1st Sunday of Advent 2021 – Year C

28 November 2021

Jeremiah 33:14-16                  1 Thessalonians 3:12-4:2                  Luke 21:25-28, 34-36

Theme: ‘Stay Awake, praying at all times’ (Luke 21)

A French philosopher once said that ‘only beginnings are beautiful’. While this may be a bit of an exaggeration, it is true that there is something particularly beautiful about beginnings. No matter how crazy the world may seem at times, or how messy our own lives may be, we can always make a fresh start. Beginnings are full of purpose, energy, and visions of something new and fresh that fire the imagination and warm the heart. The recently deceased Kerry poet, Brendan Kennelly, wrote a lovely poem about beginnings which ends with these striking lines:

Though we live in a world that dreams of ending, that always seems about to give in, something that will not acknowledge conclusion insists that we forever begin.

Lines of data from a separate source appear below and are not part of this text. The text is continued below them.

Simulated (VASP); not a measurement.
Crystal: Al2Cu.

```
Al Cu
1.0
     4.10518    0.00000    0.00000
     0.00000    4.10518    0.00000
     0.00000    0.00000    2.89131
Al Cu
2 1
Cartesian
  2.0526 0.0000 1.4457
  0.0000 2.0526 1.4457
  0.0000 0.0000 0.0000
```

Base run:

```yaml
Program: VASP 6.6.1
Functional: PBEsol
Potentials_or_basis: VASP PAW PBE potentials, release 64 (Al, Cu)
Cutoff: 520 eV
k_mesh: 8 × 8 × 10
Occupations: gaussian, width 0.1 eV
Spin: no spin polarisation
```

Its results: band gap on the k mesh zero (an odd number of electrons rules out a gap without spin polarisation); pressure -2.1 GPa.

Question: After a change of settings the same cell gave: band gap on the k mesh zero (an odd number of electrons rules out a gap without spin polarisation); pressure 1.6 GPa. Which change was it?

We have just begun a brand-new liturgical year with the season of Advent – four weeks of preparation for the celebration of Christ’s birth. In the words of a famous prayer the purpose of Advent, with its attractive symbols [the four candles and the wreath], prayers and readings, is to help us ‘to see Christ more clearly, love him more dearly and follow him more closely’ (St Richard of Chichester). This season is designed to help us to appreciate more fully the significance of Christ’s first coming, and to make more room for him in our hearts now as we await his Second Coming. Advent is the time when we begin again our annual journey with the Lord, letting go of the negative baggage of the past, and opening our minds and hearts more fully to the Spirit of the Risen Christ present and active among us.

Our first reading today, taken from the prophet Jeremiah, draws our attention to the great hope of the people of Israel for a Messiah who would transform their lives – a hope that was fulfilled with the first coming of Christ. The Messiah is foreseen as a wise leader who will establish honesty, integrity and justice in the land. The gospel from Luke focuses on the Second Coming of Christ. ‘The Son of Man will come in a cloud with power and great glory’ (cf. Lk 21:27). Although heralded by spectacular and terrifying cosmic events, the faithful followers of Christ need have no fear. ‘When these things begin to take place, stand erect, hold your heads high, because your liberation is near hand’ (Lk 21:28).

In the second reading, St Paul exhorts us, while we await this Second Coming, to live ‘holy and blameless lives’ … ‘the kind of lives that God wants us to live’ (1 Thess 3:13 – 4:1). In the gospel reading, Jesus urges his disciples to ‘stay awake, praying at all times’ (Lk 21: 29). This does not mean that we never relax or that we spend lots of time in Churches and keep on saying prayers. Nothing could be more soul-destroying. What Jesus means is that we pay attention to the presence and action of God in our lives here and now. It means that we tune in to what the Spirit is saying to us, not just in Scripture, but also in the Book of Nature (God’s primary revelation). God is also constantly speaking to us in and through the people we meet and in the apparently insignificant events of our daily lives. Too often we are not fully present or awake when God is speaking to us but rather sleepwalking through life. Advent is a time to wake up and become more spiritually alert.

Along with attentive and prayerful listening to the Lord, today’s gospel also warns to be careful lest our ‘hearts be weighed down with dissipation and drunkenness and the cares of this life’ (Lk 21:34). While we might not succumb to drunkenness and dissipation, there is a real danger today of our hearts being seduced by the prevalent myth that the more of life we experience the better. Advertisements urge us to try everything and to leave no stone unturned. But it is precisely this attitude that deadens our capacity to recognise, acknowledge and enjoy the ordinary simple miracles of life. Eventually even the most beautiful things become stale and boring. It is when we resist the destructive impulse to grab at life’s gifts, when we allow the inner beauty in things – and more especially in people – to speak to us, that we become ever more aware of loving presence of God all around us.

In his poem entitled Advent, Patrick Kavanagh draws our attention to the importance of this blessed season in re-awakening our childhood sense of wonder and opening our hearts to the divine beauty all around us.

We have tested and tasted too much, lover –
Through a chink too wide there comes in no wonder.
But here in the Advent-darkened room
Where the dry black bread and sugarless tea
Of penance will charm back the luxury
Of a child’s soul, we’ll return to Doom
The knowledge we stole but could not use.

Advent is a time when the Church invites us to cast aside ‘the clay-minted wages of pleasure’ and wake up to the wonder of God’s loving presence in the creatures he has made. There is no better way to prepare our hearts to celebrate the birthday of Christ, who ‘comes to meet us with a January flower‘ (Patrick Kavanagh).